According to Osicom Technologies, Inc.’s Form 10-K for the fiscal year ended January 31, 2001, on November 6, 2000, the court granted final approval to the settlement of the consolidated shareholder class actions pending in Federal district court in Los Angeles against the Company and certain present and former officers, and dismissed the actions against all defendants with prejudice. The settlement, which was entered into without any admission of liability by any of the defendants, provided for an aggregate cash payment to class members of $3.75 million, plus accrued interest from September 1, 2000, if any, less approved attorneys' fees and related expenses. The settlement was funded by the Company’s insurance carrier.
The Complaint charges that Osicom and certain of its officers
and directors violated Sections 10(b) and 20(a) of the
Securities Exchange Act of 1934 by issuing materially false and
misleading statements to the investing public concerning a
purported exclusive contract with an overseas customer.
Specifically, the Complaint alleges that defendants materially
misrepresented the Company's prospects in connection with the
agreement by misrepresenting the value of the contract to be
worth more than $90 million over two years, when, in fact, the
agreement merely required the customer to pay $175,000 towards
certain design costs and provided no real commitment to purchase
any of the Company's product. The Complaint alleges defendants
artificially inflated the price of the Company's securities.

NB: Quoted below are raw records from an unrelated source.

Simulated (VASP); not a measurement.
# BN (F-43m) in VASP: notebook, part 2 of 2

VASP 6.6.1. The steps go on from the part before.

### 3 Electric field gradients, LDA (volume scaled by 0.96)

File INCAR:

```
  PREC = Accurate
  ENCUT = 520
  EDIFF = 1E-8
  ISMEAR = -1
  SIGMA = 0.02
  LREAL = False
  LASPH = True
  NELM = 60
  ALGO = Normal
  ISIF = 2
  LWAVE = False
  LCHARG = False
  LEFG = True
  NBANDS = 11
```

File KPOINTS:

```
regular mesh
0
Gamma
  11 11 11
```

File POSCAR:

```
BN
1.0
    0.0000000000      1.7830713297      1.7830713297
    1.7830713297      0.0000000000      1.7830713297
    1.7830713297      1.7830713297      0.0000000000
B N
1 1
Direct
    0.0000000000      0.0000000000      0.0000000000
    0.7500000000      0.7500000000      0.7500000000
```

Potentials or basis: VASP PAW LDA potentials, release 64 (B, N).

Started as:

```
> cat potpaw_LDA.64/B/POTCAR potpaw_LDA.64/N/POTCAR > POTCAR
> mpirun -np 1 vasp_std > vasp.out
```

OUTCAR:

The complaint further alleges that on or around April 20, 1999, Osicom issued a press release stating that it had received no orders from the customer. Bloomberg News subsequently reported the details of the contract the following
day. The market reaction to the news was disastrous. Recently,
the price of Osicom's common stock traded as high as $28 3/4 per
share. On April 21, 1999, Osicom's common stock price plummeted
to $10 / per share before trading was halted by NASDAQ.